You are viewing a plain text version of this content. The canonical link for it is here.
Posted to j-users@xerces.apache.org by Yonghui Chen <ch...@yahoo.com> on 2002/03/10 16:41:31 UTC

About performance

Hi all,

I have just tried 3 parsers, Xerces Java 1, Xerce Java 2 and Crimson, use both DOM and SAX parser parse a 960kb XML file for 10 times, the time cost are:

           Xerces 1        Xerces 2      Crimson
DOM     3906               4937            4697
SAX      1322               1832            1332

It is said that my best choose is Xerces1. So, what's the improves in Xerces 2?

Re: About performance

Posted by Andy Clark <an...@apache.org>.
Yonghui Chen wrote:
> I have just tried 3 parsers, Xerces Java 1, Xerce Java 2 and Crimson,
> use both DOM and SAX parser parse a 960kb XML file for 10 times, the
> time cost are:

What are you using to achieve your results? Are you only
starting a VM, parsing a single document, showing the time,
and exiting the VM? This is not a fair comparison and does
not match real-world use of the parser.

The sax.Counter, dom.Counter, and xni.Counter samples that
come with Xerces2 are very convenient and can provide you
a "poor man's" performance test. The xni.Counter is the
one I use and I'll explain why.

Xerces2 is designed around the new Xerces Native Interface
(XNI) which allows us to more easily create new types of
parsers and re-use the same code to generate DOM trees,
emit SAX events, etc. The default parser configuration does
everything: full-fledged scanning of XML documents, DTD
validation, namespace binding, XML Schema validation, etc.

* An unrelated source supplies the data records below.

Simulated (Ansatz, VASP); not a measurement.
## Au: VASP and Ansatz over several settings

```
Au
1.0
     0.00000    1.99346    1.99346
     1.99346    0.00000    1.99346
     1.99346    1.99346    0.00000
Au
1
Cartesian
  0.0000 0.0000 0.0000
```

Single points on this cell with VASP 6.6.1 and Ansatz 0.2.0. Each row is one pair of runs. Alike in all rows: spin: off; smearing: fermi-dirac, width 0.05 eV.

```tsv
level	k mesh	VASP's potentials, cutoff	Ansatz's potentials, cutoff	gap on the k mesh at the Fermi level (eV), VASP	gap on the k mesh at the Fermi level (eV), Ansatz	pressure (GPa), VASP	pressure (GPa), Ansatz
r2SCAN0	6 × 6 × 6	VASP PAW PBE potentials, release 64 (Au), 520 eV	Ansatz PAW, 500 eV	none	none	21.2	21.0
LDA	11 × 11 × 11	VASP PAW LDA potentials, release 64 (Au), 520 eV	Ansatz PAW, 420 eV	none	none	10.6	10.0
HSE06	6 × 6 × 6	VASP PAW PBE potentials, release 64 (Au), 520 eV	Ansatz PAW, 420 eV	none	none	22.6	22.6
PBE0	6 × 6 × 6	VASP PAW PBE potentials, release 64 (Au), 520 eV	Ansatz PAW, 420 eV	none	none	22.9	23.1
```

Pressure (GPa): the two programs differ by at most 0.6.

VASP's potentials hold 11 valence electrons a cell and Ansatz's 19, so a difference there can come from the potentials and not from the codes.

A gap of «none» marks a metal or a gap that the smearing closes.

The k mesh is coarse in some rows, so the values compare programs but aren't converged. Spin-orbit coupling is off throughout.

Depending on your needs, however, you can play tricks with
the parser configuration. For example, if you know that the
documents are generated and therefore are always well-formed
and valid, then you do not need to perform validation. So
the validation components can be removed from the pipeline
to improve performance.

Getting back to my point...

The xni.Counter sample (as well as the other XNI samples)
allow you to set the parser configuration by name so that
you can easily test new parser configurations. There is
an XNI sample included that creates a non-validating
parser configuration. You can use this with the xni.Counter
sample to see how much performance can be gained by not
validating every document.

This is just one example of ways to achieve better perf,
though. However, if you *need* validation then you must
find another way to improve performance. I will say a
few words on this issue, though.

First, in some areas Xerces2 will never be as fast as
Xerces 1.x. In particular, we made the decision in the
Xerces2 implementation to always transcode the document
(i.e. changing the bytes of the document into Java chars).
The old parser would defer this work until needed but
this created a situation where we had duplicated code
which introduced the possibility of more bugs. Also, defer-
ring the conversion of the underlying bytes was an issue in 
terms of memory usage.

Also, Xerces2 has much better support for the various
standards and other features than its predecessor. You
can't do more work in less time so this is one reason
why Xerces2 may appear initially slower. However, we
believe that the inherent modularity of the system is
better in the long-run for continued maintanence and
extension of the parser to add new features in the
future.

Lastly, we have not done serious performing tuning on
the new Xerces2 codebase. So we know that this is an
area in particular that we can definitely improve in
subsequent releases. We want to make the parser faster
and better but the standard parser configuration may
not match Xerces 1.x for larger documents. Xerces 1.x
was heavily optimized but not very flexible so we are
accepting a slight performance hit in certain areas.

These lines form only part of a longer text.